NODAL: Motivation
Lee Iverson
OHS Design Group
Lee Iverson <leei@ai.sri.com>
Last modified: Wed May 2 10:21:38 2001
Collaboration is a Basic Need
Mainstream Document Collaboration
One of the most fundamental barriers to collaboration between both
users and applications is the granularity of data access. File
systems organize information in directories of "files". Sharing
files is a simple process of placing them on a networked file
system or simply sending them to a group via electronic mail or
some other message passing system. This model assumes either that
files change rarely or that they have single authors or both.
Sometimes file sharing is augmented or replaced with email
attachments.
What happens however when we try to use this shared file
and email approach to collaboratively create documents or
accumulate group knowledge? Quite simply, a difficult,
cumbersome process. A few examples will illustrate some of the
problems:
Microsoft Word
Microsoft has made some effort to allow multiple users to
exchange and edit documents produced with Microsoft Word.

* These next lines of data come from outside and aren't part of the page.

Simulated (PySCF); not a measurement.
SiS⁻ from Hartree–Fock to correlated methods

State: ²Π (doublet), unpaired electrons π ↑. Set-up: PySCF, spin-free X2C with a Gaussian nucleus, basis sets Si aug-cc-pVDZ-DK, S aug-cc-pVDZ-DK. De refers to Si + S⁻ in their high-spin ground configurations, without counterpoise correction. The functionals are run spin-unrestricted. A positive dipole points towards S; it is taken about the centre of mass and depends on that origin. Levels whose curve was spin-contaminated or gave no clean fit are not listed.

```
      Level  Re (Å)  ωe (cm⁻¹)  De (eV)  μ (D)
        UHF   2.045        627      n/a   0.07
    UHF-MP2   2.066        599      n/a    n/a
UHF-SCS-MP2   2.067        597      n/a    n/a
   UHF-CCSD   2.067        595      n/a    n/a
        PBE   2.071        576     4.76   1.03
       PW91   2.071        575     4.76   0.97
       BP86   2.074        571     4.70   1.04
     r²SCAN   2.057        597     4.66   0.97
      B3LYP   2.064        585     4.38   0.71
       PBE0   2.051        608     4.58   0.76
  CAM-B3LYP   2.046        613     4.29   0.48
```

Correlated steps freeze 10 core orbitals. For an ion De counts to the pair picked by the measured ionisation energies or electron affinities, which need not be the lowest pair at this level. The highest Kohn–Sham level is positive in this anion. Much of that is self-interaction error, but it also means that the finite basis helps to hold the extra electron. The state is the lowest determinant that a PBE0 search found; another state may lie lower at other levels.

The sharing model is simple: a user sends (or makes available) a
copy of their Word document to another user who edits (or
reviews) it and sends it back. The modified Word document
contains a change history which may be navigated by the first
user (the change integrator) and individual changes made by the
other user may be approved or rejected via a GUI interface.
Word Advantages
- Integrated: The version tracking is completely
integrated into
the document and application, so a user need learn no other
tools than the additional menu entries provided by the Version
Control submenu.
Word Problems
- Hidden: Since all of the oustanding version history is
stored in the document itself, many users not familiar with
the details of the Version Control toolbox are unaware that
this content is still available in their file. This is a huge
information security hole and has been anecdotally responsible
for significant problems when "uncleaned" files are passed on
or delivered to outsiders.
- Bloat: There are two ways in which file systems can become
bloated with these "fat" Word files. The first has to do with
the fact that Word documents (especially single user
documents) can become quite large even when their immediately
visible content is fairly small, simply because of the change
history being carried around. The second has to with people's
email folders, which often fill up with many versions of the
same set of "shared" Word documents as they are passed around
for editing or for integration of contributions. Since one
often wants to retain a record of the reasons for changes,
these emails are often kept in mail folders to provide a trace
of the document history. This behaviour, which Word docs
explicitly recommend, can lead to an enormous waste of file
system resources on Word attachements in mail folders.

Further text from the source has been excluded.